Pádraic Mac CoitirIn this article, éirígí representative Pádraic Mac Coitir takes a look at recent developments in Belfast’s Union flag controversy.

In recent days there has been controversy over the issue of a union flag flying over Belfast city hall. Unionists, as expected, reacted violently to the decision to fly it on eighteen designated days a year. How many times have constitutional nationalists told us the Orange state is no more and that we live in a more tolerant society?

The spin put out by propagandists that the British flag has never been taken down in decades is not true. In June 2008 éirígí activists scaled the perimeter fence and climbed up to the roof to replace it with an Iraqi flag. This was in response to war crimes being carried out by the US and British governments in Iraq.

The issue of flags is a smokescreen for the wider sectarianism being waged by unionists. Sinn Féin and the SDLP bowed to pressure during a debate in Belfast city council and agreed to let that flag on certain days, including the birthday of the English queen. Already in many parts of Belfast unionists are putting up more flags, especially in so-called interfaces. On Saturday [December 08] they are expected to flood Belfast city centre with even more flags. No doubt their allies in the PSNI will stand by while this happens. This is in stark contrast to the PSNI response to peaceful marches and protests held by republicans.
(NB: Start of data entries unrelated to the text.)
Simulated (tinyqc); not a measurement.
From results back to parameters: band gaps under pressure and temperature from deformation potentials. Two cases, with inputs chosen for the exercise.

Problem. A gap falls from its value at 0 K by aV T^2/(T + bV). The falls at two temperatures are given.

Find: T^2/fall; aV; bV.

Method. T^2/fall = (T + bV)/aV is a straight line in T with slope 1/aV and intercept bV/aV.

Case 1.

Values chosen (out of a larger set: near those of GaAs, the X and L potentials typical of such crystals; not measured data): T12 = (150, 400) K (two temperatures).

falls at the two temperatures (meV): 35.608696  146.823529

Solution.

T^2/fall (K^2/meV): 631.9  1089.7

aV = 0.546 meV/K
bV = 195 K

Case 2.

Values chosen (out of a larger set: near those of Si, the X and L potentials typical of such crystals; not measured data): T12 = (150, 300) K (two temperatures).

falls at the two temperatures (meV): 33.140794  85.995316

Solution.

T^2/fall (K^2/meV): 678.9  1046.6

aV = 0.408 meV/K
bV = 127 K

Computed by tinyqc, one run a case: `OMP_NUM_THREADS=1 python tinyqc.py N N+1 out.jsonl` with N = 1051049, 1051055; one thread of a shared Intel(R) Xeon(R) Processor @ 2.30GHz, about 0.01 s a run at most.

Those constitutional nationalists, SF and SDLP, who claim the removal of this flag as some sort of victory would do well to remember the words of Connolly as far back as 1897 when he stated that the removal of an English flag would not, and could not, lead to freedom.

Without the establishment of a socialist republic, Connolly said, the Irish working class would still be ruled by capitalists, by landlords, by financiers, by a whole array of commercial and individualist institutions.

How very true his words are today. Such cosmetic changes will make no difference to our lives. The working class people in Ireland today still await a meaningful victory.